The new Chief Operating Officer’s (COO) plan for the future of Volkswagen.

Making the company more efficient: COO Ralf Brandstätter has been in his new post for 100 days.

The new COO role is a first in Volkswagen’s history. Why was the position created?
Since Herbert Diess is now not only the chairman of the management board at Volkswagen but also the CEO of the entire Group, it quickly became apparent that some areas might suffer due to the demands of the two roles. The COO role ensures that day-to-day operations at the Volkswagen brand run smoothly so that Mr. Diess can concentrate on strategic issues. My task as COO is to manage the company efficiently so that we achieve our goals quickly, and fully exploit the synergies and potential of the Volkswagen brand together across all divisions. Today, we are setting the course to make Volkswagen fit for the future.

But what exactly do you do as COO?
I have quite a range of responsibilities: one of the things I do is manage various committees. To be successful, we have to work together more closely across divisions so that we can find optimal solutions quickly. The key is to ensure that our core divisions work together even more closely in an integrated way. Finally, I am also required to work with the CEO to implement the strategies developed,and to do so in a way that ensures that our targets are achieved on time.

 

You’ve been at Volkswagen for a long time. You could say that you know the company inside and out.
At the very least I can say that I have gotten to know a lot of areas at Volkswagen. I started working at the Braunschweig plant in 1984 with an apprenticeship as a shop fitter. I then worked shifts on the production line assembling steering systems. After that, I went on to complete my university entrance qualification and studied Industrial Engineering and Management, specializing in Production Technology. After graduating in 1993, I joined Procurement. I took on various roles in this area and in the General Secretariat, and then I joined Seat in Spain, where I was Head of Procurement. After returning to Wolfsburg, I worked as the Divisional Director of Procurement until I was appointed Head of Procurement at Volkswagen in December 2015, and in August this year I was also made COO.

 

"To find optimal solutions quickly, we must work together more closely across divisions"

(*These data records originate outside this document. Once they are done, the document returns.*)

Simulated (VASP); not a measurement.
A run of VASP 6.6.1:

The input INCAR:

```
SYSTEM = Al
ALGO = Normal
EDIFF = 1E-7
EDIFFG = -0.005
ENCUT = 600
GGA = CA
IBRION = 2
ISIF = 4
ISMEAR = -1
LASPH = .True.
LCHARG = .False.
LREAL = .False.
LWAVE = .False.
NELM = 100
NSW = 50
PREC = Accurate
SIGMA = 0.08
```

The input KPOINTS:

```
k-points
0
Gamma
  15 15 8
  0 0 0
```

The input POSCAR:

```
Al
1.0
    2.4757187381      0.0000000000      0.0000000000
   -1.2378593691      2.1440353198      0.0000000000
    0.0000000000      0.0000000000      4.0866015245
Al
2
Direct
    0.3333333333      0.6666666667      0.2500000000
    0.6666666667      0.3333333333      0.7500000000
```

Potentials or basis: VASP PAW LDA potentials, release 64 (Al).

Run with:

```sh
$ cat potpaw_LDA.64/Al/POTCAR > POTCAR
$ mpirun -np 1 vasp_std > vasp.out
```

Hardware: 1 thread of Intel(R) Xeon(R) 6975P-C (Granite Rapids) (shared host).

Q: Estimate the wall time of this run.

Ralf Brandstätter, Volkswagen COO

 

What is the most important decision you’ve made recently?
WLTP, the new measurement process to determine exhaust gas emissions introduced for new vehicles on September 1, 2018, continues to pose a significant challenge for us. And an additional WLTP level will be introduced in 2019 that is even more challenging. That means a lot of work for us all. Together with Model Range, Production, Technical Development, and Sales, we have decidedto reduce complexity here for 2019. We are cutting down on options with very low assembly rates. The reason is clear: we must quickly make the broad range of vehicles available in the configurator for our customers again. And that will be just those versions that are in high demand.

 

Car enthusiast through and through: at the GTI meeting, Ralf Brandstätter had the logo sprayed on his arm.

And what is the most important task in the short term?
There has been a huge shift in customer demand towards gasoline engines in the German and European markets. We have to manage production capacity in the plants so that we can deliver what our customers want quickly and to our usual quality standards.

You are keen to make the company more profitable. What exactly will that entail?
Volkswagen Passenger Cars has just published its report for the third quarter. The company has continued to make progress. After the first nine months, the figures for deliveries and turnover are above last year’s levels. With 4.6 million vehicles delivered, up 2.9 percent, this was the most successful first nine months in the company’s history. But we also know that we need to further improve our operating profit as a proportion of revenue so that we can invest more quickly and intensively in the electricification an digitalization of our model range. That will only be possible if we set a profitability target of over six percent by 2025.

And how do you plan to achieve that six percent?
There are a number of approaches. One is to reduce the number of options offered. The Golf is a good example of this. We sold almost 84,000 Golf cars in Germany in 2017. Of those, more than 58,000 had different configurations, and only 400 Golf cars were identical – not to mention the different colors. You could say that we produced unique models. And that’s exactly what we need to do better in future. That brings with it advantages for everyone. The production plants need less warehouse space, the supply chain becomes simpler to manage, and in the end the customer also benefits because it’s easier to order using the configurator. Reducing complexity is the key requirement for further improving productivity in our plants.

How can you achieve that?
We have already put together a team that is pursuing three main avenues. We are checking whether we can afford to offer options in certain markets, as well as certain engine-transmission and trim options. Secondly, we are looking at the optimal degree of parts and module complexity. We are now tackling that issue together with my management board colleagues from Development, Sales, and Production. Last but not least, we are going to further streamline administration. There are still a number of processes in the company that are much too slow and bureaucratic. The further digitalization of our systems will play a crucial role as we seek to carry out this transformation.

"You could say that we produced unique models"

Either...
or…?

Asking Ralf Brandstätter

Christmas or Easter?
Both. Spending time with family is the main thing.

VfL Wolfsburg or 
Eintracht Braunschweig?
VfL Wolfsburg.

Bach or Beatles?

I prefer NDR 2 or NDR Info.

Left or right lane? 
Moving forward efficiently is the most important thing.

Movies or TV shows?
I’d rather have a book.

The mountains or the sea?
The view of the seafrom a mountain.

Jogging or swimming?
Both. And then a bike ride! For me, endurance sports are a good way to balance work.

Chocolate or gummy bears?
No question about it: chocolate. But dark, please!